Haha I remember those thought about buying one at the time at the time but decided on something else. Not a PC though. Lost out to the better specced BBC Micro and Spectrum

Apple allowed several clones in the 1990s. Motorola made one and so did Umax. It was different times. They would not allow that now.

As for other defunct PC companies, my first PC was an Opus. I think they are long gone now.
Opus. Remember them too. Viglen was another was surprised to hear they're still around as a company
 
I remember Watford electronics, IIRC Aries computers was their in house line, my dad bought our first computer from their Watford store way back in the day, an Acorn Electron with the Plus 2 (rom pack and accounting software) and a serial printer that had both him and a neighbour who worked for ICL swearing for several hours.

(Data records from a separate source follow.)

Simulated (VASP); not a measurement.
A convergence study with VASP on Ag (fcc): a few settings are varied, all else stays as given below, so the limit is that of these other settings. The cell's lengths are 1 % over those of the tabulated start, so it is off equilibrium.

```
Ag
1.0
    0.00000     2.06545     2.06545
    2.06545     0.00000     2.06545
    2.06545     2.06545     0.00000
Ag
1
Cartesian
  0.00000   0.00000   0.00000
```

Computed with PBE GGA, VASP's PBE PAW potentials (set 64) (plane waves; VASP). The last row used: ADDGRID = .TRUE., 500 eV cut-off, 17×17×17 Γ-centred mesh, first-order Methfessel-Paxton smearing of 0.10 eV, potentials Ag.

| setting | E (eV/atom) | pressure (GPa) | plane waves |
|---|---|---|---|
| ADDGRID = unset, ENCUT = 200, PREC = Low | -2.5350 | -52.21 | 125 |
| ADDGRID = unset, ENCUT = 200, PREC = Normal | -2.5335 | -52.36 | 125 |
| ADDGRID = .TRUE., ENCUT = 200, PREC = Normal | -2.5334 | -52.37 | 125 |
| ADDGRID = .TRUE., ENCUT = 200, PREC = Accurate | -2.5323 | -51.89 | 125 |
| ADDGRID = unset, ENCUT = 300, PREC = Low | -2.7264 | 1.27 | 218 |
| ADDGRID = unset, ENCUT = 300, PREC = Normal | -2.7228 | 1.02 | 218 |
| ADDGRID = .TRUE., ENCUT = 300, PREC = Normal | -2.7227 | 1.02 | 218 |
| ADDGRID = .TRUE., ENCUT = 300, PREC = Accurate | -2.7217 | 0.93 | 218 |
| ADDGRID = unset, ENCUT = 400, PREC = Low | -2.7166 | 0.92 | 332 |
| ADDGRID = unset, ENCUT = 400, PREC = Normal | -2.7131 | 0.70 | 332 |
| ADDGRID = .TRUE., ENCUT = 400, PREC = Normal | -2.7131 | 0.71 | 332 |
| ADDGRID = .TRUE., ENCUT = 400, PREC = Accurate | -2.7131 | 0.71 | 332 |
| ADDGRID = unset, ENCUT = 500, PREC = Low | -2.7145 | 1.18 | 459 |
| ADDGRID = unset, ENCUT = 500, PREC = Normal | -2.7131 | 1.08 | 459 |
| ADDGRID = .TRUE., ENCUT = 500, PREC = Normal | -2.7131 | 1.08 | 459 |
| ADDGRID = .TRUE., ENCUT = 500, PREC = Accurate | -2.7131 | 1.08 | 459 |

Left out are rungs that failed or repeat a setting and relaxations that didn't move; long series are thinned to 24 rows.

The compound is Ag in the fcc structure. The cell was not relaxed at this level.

Re Apricot, we had one of them, a 386 sx 16 from memory, and to upgrade it's memory it was a doddle all you had to do was take the top of the case off, take out the hard drive and floppy drive, removing the retaining bar that provided extra strength when you sat the CRT monitor on it, remove a couple of other bits and you could fit the 2mb upgrade module in over the existing 640k of ram to give you 2mb of memory....
I also remember it being the first time I realise that a certain large computer place was both clueless and willing to lie when they told me there was no way to fit an IDE hard drive controller in the machine so it could use IDE drives rather than the MFM drive it came with (the mfm drive being prone to not booting if the room temperature dropped much below 20c, we had to be careful not to place it near a window).
 
Let's not forget:

Commodore - 64, Amiga 500( plus), Amiga 1200
Sinclair - ZX Spectrum
Amstrad - CPC

I really wanted an Amstrad for some reason as a kid, ended up with a BBC B initially (which was a bit dated at the time) then an Amiga 500 then a couple of Gateway 2000 PCs.

Acorn - Obvious one, I still have my BBC B 32k and my BBC A3000 (Archimedes)

I think I still have the BBC B somewhere too, certainly, the Amiga 500 plus is still in my childhood bedroom.

Acorn isn't completely in the graveyard though - RiskOS still exists (and can run on Raspberry Pi) - there are also ARM-based laptops like Pinebook it can run on.

And of course, ARM itself is massive now, most modern phones and tablets are thanks to Acorn or rather their spin-off company ARM.
 
I was never fond of Amstrad's foray into the PC market (PC1512 and 1640 come to mind), letters pages of PC Mags of the time were always awash with owners complaining about unreliability and cheap/non-standard components limiting upgrades. There is however one PC that Amstrad made that did apeal to me (I was a kid afterall) - The Amstrad Mega PC. A fusion of 386 and a Megadrive.

I had one of these, 386 version, cant believe I got rid of it about 10 years ago ffs.
 
A Packard Bell was our first family PC, I remember it had their own Navigator app running over Windows where it was like a 3D house and you had to move around different rooms to find your programs. That was weird until a family friend told us we could remove it and just use Windows underneath :p

Had a Mesh after that, think it was a Pentium 3 and a Radeon 9700 Pro, that thing was so fast compared to the Packard Bell that came before it!